Full-year revenue for the company reached around R850-million in the 2011 financial year.

CEO Andries van Heerden says the growth in the six-month period reflects the group’s successful diversification strategy implemented over the last few years.

The financial recovery at Infrasors also aided performance, although there remained room for improvement at this company acquired 18 months ago, he added.

Afrimat also benefited from a management restructuring, largely owing to retirements within the group.

Afrimat’s mining and aggregates division contributed 79% of operating profit for the six months under review, with concrete-based products at 23%.
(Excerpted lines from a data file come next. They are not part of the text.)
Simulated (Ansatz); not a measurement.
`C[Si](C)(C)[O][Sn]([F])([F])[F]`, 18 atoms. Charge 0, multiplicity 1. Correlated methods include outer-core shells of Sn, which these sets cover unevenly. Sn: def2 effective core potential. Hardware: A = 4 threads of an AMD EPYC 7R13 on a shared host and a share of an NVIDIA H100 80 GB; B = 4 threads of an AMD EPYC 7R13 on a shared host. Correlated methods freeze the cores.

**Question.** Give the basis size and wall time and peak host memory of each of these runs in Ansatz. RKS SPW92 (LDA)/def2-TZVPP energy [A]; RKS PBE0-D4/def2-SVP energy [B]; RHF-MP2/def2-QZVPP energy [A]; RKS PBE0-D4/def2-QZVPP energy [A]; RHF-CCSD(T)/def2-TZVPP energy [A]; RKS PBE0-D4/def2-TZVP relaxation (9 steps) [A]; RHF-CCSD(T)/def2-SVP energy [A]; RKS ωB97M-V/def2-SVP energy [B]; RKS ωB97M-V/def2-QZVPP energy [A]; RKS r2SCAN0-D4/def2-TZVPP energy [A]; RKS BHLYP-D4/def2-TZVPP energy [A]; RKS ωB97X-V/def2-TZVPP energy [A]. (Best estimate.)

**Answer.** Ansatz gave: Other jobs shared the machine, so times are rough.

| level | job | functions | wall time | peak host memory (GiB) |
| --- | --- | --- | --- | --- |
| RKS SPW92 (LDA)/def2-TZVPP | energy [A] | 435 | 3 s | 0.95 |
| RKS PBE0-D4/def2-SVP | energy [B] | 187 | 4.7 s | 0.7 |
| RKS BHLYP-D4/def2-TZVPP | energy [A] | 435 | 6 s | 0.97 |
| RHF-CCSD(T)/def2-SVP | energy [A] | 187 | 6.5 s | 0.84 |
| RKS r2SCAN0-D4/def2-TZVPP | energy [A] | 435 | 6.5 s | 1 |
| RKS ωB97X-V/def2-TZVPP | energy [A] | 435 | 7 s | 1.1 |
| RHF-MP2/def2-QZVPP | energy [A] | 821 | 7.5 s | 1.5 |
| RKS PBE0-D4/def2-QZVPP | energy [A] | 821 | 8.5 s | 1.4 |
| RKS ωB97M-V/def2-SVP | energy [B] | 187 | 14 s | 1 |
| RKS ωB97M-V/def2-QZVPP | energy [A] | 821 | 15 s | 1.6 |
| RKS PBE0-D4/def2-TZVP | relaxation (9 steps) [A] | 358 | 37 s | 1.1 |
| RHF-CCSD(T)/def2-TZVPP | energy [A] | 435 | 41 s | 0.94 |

Although the mining and aggregates business did not see much volume growth during the period – around 2% to 3% – “increased pricing came through nicely”, says Van Heerden.

The profit margin was 14% in this business.

The concrete-based products division saw a strengthening of margin to 9.6%, up from 4.8% in the six months ended August 31, last year.

Afrimat’s business can also be divided into its original aggregates and concrete-based products business, and the more recently acquired industrial minerals and niche product businesses.

“The old business is coming back in a big way,” says Van Heerden, with much of this recovery linked to government work aimed at improving service delivery.

He adds that Afrimat has exited its loss-making Namibian business. However, the company is now active in Mozambique, where it supplies ballast for a railway contract, while it also operates a small quarry with a local partner.

This quarry can potentially benefit from Mozambique’s liquefied natural gas industry.

Van Heerden says Afrimat is looking at another asset outside South Africa, and even outside Africa, but does not want to divulge any more information.

Gazing into the future, he says he has never before seen the high level of pessimism currently so pervasive in South Africa’s economy.

“I don’t think it is necessary, there are opportunities out there.”

This said, however, the cement market is likely to remain in oversupply for a number of years, while the local steel market is struggling.

Afrimat supplies products into both these markets.

Roads, however, are in need of upgrades, with national and provincial government spending almost 100% of their allocated road budgets, notes Van Heerden.

Afrimat is also seeing “a definite shift in the [construction] marketplace to rural areas”.

“The trend is for small projects over a wider area. We see this trend continuing as government drives service delivery, job creation and empowerment. There is also a drive to get district municipalities into better shape.

“We do not see the big ticket infrastructure projects coming soon; they are at least one or two years out,” notes Van Heerden.